VMware Cloud Community
cykVM
Expert
Expert

HP Proliant DL380e Gen8, HP OEM VMWare ESXi 5.5 Update 2 keeps crashing (PSOD)

Hello everyone,

I maintain a single VMWare host running vSphere 5.5 (ESXi) Update 2 OEM HP version at the moment for a mid-size charity.

The hardware in use:

HP Proliant DL380e Gen8 (bought brand new in August 2014), HP SmartArray B320i storage controller, HP H222 host bus adapter (only a HP Ultrium4 tape drive connected to that), HP Intel 4port NIC 366i, 32GB RAM, 2 Quadcore Intel Xeon E5-2407

The box was initially installed and configured in August using HP OEM vSphere 5.5 Update 1 installation CD. vSphere is installed on the RAID array configured on the B320i controller. A VMWare Essentials license is also in use/installed.

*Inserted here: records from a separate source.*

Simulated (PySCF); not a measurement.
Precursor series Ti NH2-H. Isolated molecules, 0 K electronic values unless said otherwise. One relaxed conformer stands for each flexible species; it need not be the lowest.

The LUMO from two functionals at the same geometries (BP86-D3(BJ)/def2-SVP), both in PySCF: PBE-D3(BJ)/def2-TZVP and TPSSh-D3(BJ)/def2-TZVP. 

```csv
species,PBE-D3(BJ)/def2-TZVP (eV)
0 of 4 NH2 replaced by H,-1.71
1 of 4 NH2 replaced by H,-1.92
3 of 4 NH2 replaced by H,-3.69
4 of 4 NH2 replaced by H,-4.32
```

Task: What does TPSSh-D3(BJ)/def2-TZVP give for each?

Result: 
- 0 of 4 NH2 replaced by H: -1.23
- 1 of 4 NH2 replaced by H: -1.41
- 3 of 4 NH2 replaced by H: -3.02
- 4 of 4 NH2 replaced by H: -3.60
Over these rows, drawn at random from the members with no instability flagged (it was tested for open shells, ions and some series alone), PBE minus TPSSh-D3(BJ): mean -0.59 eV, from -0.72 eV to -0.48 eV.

It's running 3 Windows 2008 R2 VMs (DC, Exchange 2010 and a backup server with Backup Exec 2010 R3 [I know this is not a recommended/supported configuration, but it worked with 5.5 U1 without issues]) besides 2 Debian Linux VMs.

2 weeks ago during weekend maintenance I first installed the latest HP SPP (Service Pack for Proliant) Sept. 2014 which provided several firmware updates for e.g. the B320i, the 366i NIC etc.

After that I performed an upgrade instalölation of vSphere HP OEM 5.5 Update 2 version, which was also released by HP beginning of Sept..

All those setup/update procedures went through without any issues, error messages or crashes.

The host was running fine for 3 days and suddenly crashed with a PSOD stating: PCPU 0: no heartbeat (2/2 IPIs received) [unfortunately I did not take a screenshot]

I reset/rebooted the host through iLo4 console and kept an eye on the server the next days.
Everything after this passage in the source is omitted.